MEGAN’s participation in AA may be a good thing, but it means our conversations now sound like this...
ME: Hello Megan, how are you today?
MEGAN: I’m blessed.
ME: You’re blessed? When did that happen?
MEGAN: I’ve always been blessed.
ME: (This seems an odd reply for a girl who's had her nose done four times.) "Oh really?" I say. "And when did you first realize you were blessed?"
MEGAN: I’ve always known it deep inside. I couldn’t see it because I was too busy absorbing the negativity of other people. It’s important that we all admit the truth to ourselves and to others, even when it’s uncomfortable.

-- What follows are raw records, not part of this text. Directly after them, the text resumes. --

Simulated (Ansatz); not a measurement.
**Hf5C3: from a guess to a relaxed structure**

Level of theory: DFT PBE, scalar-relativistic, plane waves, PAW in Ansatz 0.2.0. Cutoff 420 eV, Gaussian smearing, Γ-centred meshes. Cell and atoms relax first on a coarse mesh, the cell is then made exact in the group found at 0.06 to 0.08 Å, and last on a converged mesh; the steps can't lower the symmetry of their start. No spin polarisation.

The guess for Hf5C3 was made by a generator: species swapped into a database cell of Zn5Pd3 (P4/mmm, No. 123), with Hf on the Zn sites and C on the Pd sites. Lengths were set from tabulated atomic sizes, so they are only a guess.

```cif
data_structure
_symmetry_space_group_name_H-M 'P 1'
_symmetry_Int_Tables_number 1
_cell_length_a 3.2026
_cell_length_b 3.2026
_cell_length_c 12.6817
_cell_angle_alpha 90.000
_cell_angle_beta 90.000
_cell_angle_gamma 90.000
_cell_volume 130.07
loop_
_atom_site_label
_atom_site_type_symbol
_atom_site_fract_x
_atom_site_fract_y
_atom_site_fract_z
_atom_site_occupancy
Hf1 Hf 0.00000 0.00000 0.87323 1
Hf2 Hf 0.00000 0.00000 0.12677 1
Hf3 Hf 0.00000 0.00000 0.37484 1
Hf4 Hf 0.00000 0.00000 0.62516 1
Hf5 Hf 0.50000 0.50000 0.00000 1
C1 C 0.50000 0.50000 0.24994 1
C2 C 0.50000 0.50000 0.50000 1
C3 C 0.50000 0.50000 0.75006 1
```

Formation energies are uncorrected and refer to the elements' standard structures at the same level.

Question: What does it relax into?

ME: I wish you’d tell that to my Korean dry cleaners. He insists he didn’t put that awful stain on my Donna Karan blouse with the floppy bow, but anyone can plainly see that it's kimchi !
MEGAN: Truth knows no boundaries.
Anyway, she went on like this for nearly a half hour today, at which point I contemplated pushing her out the window.
On my way home, I stopped at a magazine stand. As I was paying for my “Psychology Today,“ a man walked up to the cashier and said, “Excuse me, sir. Have you got ‘Modern Christian Magazine’?"
“No,” said the cashier, looking up from his newspaper.
“Well then,” said the customer, “have you got ‘Christian Perspective Monthly’?"
“No sir, I don’t,” said the cashier.
“Well then,” said the man, “have you got ‘Boob-a-licious?’”
“Aisle number two,” said the cashier.
“Excellent,” said the man.
I wondered how ’Boob-a-licious’ satisfied the same spiritual needs as ‘Christian Perspective Monthly.’
When I got home I asked Ostergarrd to explain this phenomenon to me, but his response was simply, “Boobies! Boobies!” and he laughed hysterically the rest of the night. “Boobiees!” he giggled as I tried to sleep, “We want boobies!” Ostergarrd is such a pure soul! Judging by his reaction, I doubt they've ever heard the word Boobies in Transjö Glashytta, Sweden. I’d better not tell him about our American dingleberries!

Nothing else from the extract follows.